As Fun Home is an autobiographical work based on real people and events, it is impossible to know for sure how any characters in Fun Home think or feel except for the writer. One can, however, still muse based on the information given. Alison Bechdel places a lot of focus on the settings in the story. The homes that surround the characters are just as important as the characters themselves. What the settings mean to the characters can say a lot about the characters themselves. In Fun Home, Bechdel’s father spends the vast majority of his time working on the family house they all live in, restoring it to its historical glory and then some. For him, teaching and working in the funeral home are but jobs. Restoring the family home, however, is his passion. The family home represents a sort of safety blanket for him. He can work on it when he’s too scared to face the realities and responsibilities of life. He uses it to hide away.

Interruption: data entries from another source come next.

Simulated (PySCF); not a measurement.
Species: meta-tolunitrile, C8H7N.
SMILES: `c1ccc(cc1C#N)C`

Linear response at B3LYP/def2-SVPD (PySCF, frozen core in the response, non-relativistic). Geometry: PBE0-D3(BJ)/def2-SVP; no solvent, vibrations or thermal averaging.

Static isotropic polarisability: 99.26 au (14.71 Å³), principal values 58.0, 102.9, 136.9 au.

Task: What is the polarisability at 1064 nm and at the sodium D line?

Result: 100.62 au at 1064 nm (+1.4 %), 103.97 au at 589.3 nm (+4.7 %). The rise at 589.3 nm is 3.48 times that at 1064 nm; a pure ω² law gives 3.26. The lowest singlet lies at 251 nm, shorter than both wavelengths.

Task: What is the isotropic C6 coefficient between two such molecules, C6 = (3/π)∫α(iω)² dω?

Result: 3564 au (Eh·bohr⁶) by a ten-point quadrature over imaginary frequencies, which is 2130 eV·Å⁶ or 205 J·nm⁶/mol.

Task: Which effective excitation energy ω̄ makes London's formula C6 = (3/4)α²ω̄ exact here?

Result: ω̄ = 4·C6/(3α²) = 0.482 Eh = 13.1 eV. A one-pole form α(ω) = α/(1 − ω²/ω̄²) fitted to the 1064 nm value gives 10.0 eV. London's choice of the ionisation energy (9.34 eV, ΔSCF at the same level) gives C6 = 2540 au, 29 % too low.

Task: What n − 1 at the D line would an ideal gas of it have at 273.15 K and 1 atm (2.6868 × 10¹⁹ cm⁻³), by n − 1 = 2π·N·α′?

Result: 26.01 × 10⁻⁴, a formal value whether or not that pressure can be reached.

In the very first chapter the reader learns just how important the historical family home is to her father. He puts so much time and energy into the house that he seems to neglect his own children. Bechdel says on page fourteen, “I grew to resent the way my father treated his furniture like children, and his children like furniture.” It’s revealed in subsequent chapters that his relationships with his children aren’t the only parts of his life that are strained.
He is a gay man in a very unhappy marriage to a woman. His attempts at expressing his sexuality are taboo and met with disdain, so he turns his life into a charade in attempt to hide it. Bechdel mentions that, on the outside, they appear to be a perfect family, a husband, wife, and three kids living in a beautiful home. While the text makes it clear that this is just a façade, the reader could also tell from the images. Throughout the first chapter there is not a single smile on any of their faces. It is also clear in the images that whenever he isn’t reading or lashing out in anger he is working on the house.
Bechdel’s father is always able to go back to that house, to add to it endlessly. Whenever he has a fight with his wife, he could go back to the house. Whenever an affair with another man fails, he could go back to the house. Whenever the weight of the world seems too much to bear, he could go back to the house. It seems as though the safety net of the house only fails when his façade of a perfect family life also does. He dies suspiciously shortly after his wife asks for a divorce, perhaps an event that could take that home away from him.
The building seems to be the only thing he has any real control over and so it becomes his main solace from those things he doesn’t. He pushes away all that has hurt him by putting so much of his focus on the house. An unfortunate side effect of this is he also ends up pushing away things that have never done him ill, namely his own children. It is clear that he neglects his kids, but it would be wrong to say he never tries to be there.
Looking again at the very first chapter, one can see that he actually interacts with his children quite a lot. It should be noted, though, that the vast majority of his interactions with his kids have to do with the house. He’s constantly asking them to help him put up drapes and wallpaper, get him tools to fix molding, or set up specific furniture in their rooms for him. He wants to interact with them, but he is blind to their wants and needs. The only way he attempts to reach out to them is by sharing his security blanket with them. On page thirteen, Bechdel writes, “Dad considered us extensions of his own body, like robot arms.” His seeing them as extensions would explain why he wrongly assumes they would share his feelings about the house, forgetting that they are individuals.
Bechdel spends the first chapter of Fun Home making it as clear as she can just how much her father puts into their family home. She does so to show just how important it is to him. In later chapters the reader finds out about all of his problems in life, but before she does that she makes sure to show the one thing he has going for him, his solace from the world, his safety blanket.